Consigning God to ancient

The Biblical World

May 16, 2003

Modern biblical scholarship is peculiarly self-conscious about its own modernity. According to the standard account of its history, modern biblical scholarship originates in the decision to read the biblical texts outside and apart from the doctrinal traditions of the Christian churches.

In the "pre-critical" era (so the story goes), people used the texts merely to confirm what they already believed on other grounds. In the "modern" era, however, we have learnt to read the texts as they should be read - by restoring them to their original historical contexts, the native habitat from which they were uprooted by their later inclusion within the biblical canon. This "historical" or "historical-critical" perspective is supposed to deliver us, and the Bible itself, from various objectionable fundamentalisms that misappropriate it as a polemical weapon and as a means of ideological control.

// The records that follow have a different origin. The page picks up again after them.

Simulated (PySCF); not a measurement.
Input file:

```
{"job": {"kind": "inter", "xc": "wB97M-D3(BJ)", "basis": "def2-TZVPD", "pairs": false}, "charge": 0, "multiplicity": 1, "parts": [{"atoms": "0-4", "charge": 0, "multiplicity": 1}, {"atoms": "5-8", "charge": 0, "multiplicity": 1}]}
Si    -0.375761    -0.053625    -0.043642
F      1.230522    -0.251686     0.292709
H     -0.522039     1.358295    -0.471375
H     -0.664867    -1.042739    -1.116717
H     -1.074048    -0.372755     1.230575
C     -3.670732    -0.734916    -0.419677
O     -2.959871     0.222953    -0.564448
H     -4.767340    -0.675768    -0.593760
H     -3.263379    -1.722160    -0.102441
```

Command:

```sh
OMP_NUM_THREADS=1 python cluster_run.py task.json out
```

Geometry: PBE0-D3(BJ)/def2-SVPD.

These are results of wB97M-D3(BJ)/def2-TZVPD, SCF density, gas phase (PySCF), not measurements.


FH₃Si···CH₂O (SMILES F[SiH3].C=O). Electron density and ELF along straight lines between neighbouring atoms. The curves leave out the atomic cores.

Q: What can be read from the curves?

The concept of the "original historical context" is a highly flexible one, however. It encompasses the immediate circumstances of origin - a specific date, place, author and intention - but also the broader historical, social and cultural setting presupposed in the text. The original historical context of a text from the Old Testament or "Hebrew Bible" comprises not only a specific set of circumstances in ancient Israel but also, potentially, the entire history of the ancient near east. In principle, almost anything within that history might become relevant for biblical interpretation. Ultimately, it is the interpreter who must determine what is going to count as the historical context of a specific text. A context is not simply given; it must be constructed.

Contributions to The Biblical World oscillate between narrower and broader construals of historical context. The treatment of the gospels (John Muddiman) confines itself to reconstructing the intentions of the canonical evangelists and has little to say about broader generic conventions that make it possible for early Christians to write bioi or "lives" of Jesus. On the other hand, the article that follows is devoted to "Letters in the New Testament and in the Greco-Roman world" (Harry Gamble), and shows how the letters that comprise 21 of the New Testament writings reflect and adapt contemporary practice. A wide-ranging treatment of "Near eastern myths and legends" (Stephanie Dalley) is followed by an article that confines itself to "Historiography in the Old Testament", even though the author (A. D. H. Mayes) acknowledges that attempts at history writing were not unique to ancient Israel.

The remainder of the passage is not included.